Colones
If you are wondering why your bag is so heavy after a week of traveling around Costa Rica, you probably have a pound of change gathered at the bottom. In the states, you pretty much want to throw your pennies away. They are worthless unless you’ve gathered together at least 100. Then, if you can exchange them for four quarters anywhere, you can park for 40 minutes in downtown Key West. That’s pretty much the only thing $1 will buy you these days.

In Costa Rica, the coins are even more ridiculous. For starters, they are all quite different in weight and material from each other, no consistency. The shiny ones feel like poorly made token coins. And are probably as valuable. If you took a colon [ko-LOAN] coin to the central bank of Costa Rica and demanded the Actual Money, what would you get? Probably the same coin handed back to you. This is their Actual Money. There is no gold or silver store in Costa Rica backing their currency. You know. Like there is in the U.S.

Bwa-ha-ha-ha-ha! And I have a bridge in Florida for sale.

Actually, colones [ko-LOAN-ace], like U.S. coins, aren’t worth the metal from whence they come. The only coins worth carrying are the 500 (it’s worth $1 and can actually buy stuff), and the 100s (worth 20 cents) and 50s (10 cents). These last two are excellent for tipping parking guards and grocery carriers. The seven other coins you see in the picture just take up space and weigh you down.
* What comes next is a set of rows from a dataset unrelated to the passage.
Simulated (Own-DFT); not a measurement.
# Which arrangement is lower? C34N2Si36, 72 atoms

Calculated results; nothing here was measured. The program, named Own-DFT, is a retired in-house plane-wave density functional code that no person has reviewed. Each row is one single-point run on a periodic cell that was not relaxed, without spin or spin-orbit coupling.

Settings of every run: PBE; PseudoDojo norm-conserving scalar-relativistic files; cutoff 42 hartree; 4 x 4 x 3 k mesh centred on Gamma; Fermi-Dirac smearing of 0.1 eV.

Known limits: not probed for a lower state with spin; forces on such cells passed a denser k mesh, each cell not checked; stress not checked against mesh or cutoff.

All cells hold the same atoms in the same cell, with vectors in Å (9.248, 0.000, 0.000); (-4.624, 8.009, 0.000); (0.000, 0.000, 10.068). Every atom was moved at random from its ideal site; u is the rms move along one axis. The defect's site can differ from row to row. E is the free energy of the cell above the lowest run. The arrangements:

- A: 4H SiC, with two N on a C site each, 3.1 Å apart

And confuse the hell out of you. Note that there are 3 different 10s (worth 2 cents) and 2 different 5s (worth a penny). Not only is getting change a bummer, but trying to pay with exact change is a test for old eyes and tired snyapses. I do keep a bag of coins in the car for the peajes [pay-AH-hays, tolls]. I love the challenge of getting 75 colones exactly out of all those different coins. I am easily amused.

Remember the good old days when we just carried around gold coins? If you wanted to pay for something that cost less than your whole coin, you just bit off a piece and paid with that. We should go back to that system. Simple and worth the effort.